Growers convert mores acres to organic

11/03/2011 03:57:00 PM
Coral Beach

Growers’ ongoing conversion of acreage from conventional to organic means distributors and retailers can expect sales to continue increasing as supplies expand.

Huge increases from 2006 through 2010, such as 193% growth for organic strawberries, help drive conversion, said Steve Lutz, executive director of Chicago-based Perishables Group.

The strawberry numbers were the extreme example, Lutz said, but other organic commodities had stunning growth in the same period.

Data from The Perishables Group showed organic apple sales jumped 95%, tomatoes increased 62% and packaged salads went up 55%.

Organics account for only 3.4% to 5.4% of all fresh produce sales, according to Lutz. But there is enough room for growth that growers are increasingly converting to and adding organic acreage.

Better distribution has been one key in the trend, Lutz said.

CabalunaAt Earthbound Farm in San Juan Bautista, Calif., more organic ground is seen as a good thing, even though it means more competition for the all-organic company.

“Of course you have to contemplate your competition,” said Samantha Cabaluna, communications director for Earthbound Farm. “At the same time, we think the more land converted to organic, the better it is for the people eating that food and the planet.”

Momentum growing

The stars are aligning for growth potential for fresh produce in general and organics specifically, said Lorna Christie, executive vice president of the Produce Marketing Association.

For example, Washington has almost 1,000 apple acres in transition to organic, according to the Washington Agricultural Statistics Service. As of Jan. 1, there were 14,818 acres of certified organic apples in the state, representing about 9% of total apple acreage.

There’s no reason to think growth in organic production can’t continue, said Kathleen Merrigan, deputy secretary of the U.S. Department of Agriculture.

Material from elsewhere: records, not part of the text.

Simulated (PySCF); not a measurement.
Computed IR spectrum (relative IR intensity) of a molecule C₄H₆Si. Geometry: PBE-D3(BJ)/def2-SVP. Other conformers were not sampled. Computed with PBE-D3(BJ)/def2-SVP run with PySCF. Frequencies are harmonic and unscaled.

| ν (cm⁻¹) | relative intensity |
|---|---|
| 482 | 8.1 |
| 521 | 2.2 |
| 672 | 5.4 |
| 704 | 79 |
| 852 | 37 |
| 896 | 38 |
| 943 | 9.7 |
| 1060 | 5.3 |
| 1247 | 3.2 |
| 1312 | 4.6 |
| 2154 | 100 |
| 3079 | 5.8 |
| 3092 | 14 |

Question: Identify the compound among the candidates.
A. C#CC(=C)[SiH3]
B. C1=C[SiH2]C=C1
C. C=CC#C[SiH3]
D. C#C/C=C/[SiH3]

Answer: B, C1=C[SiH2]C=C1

Recent organic conversion and expansion examples in the fresh produce include:

Deardorff Family Farms

Fourth-generation growers known for their commitment to sustainable practices, the owners of Deardorff Family Farms have about 25% of their production acreage in organics, said co-owner Scott Deardorff.

That’s significantly more than the Oxnard, Calif., operation had just two years ago.

Since 2009, Deardorff has added organic strawberries, collards, cabbage, chards and zucchini.

In July, the company added an organic celery grower and tested organic leaf lettuce for potential expansion.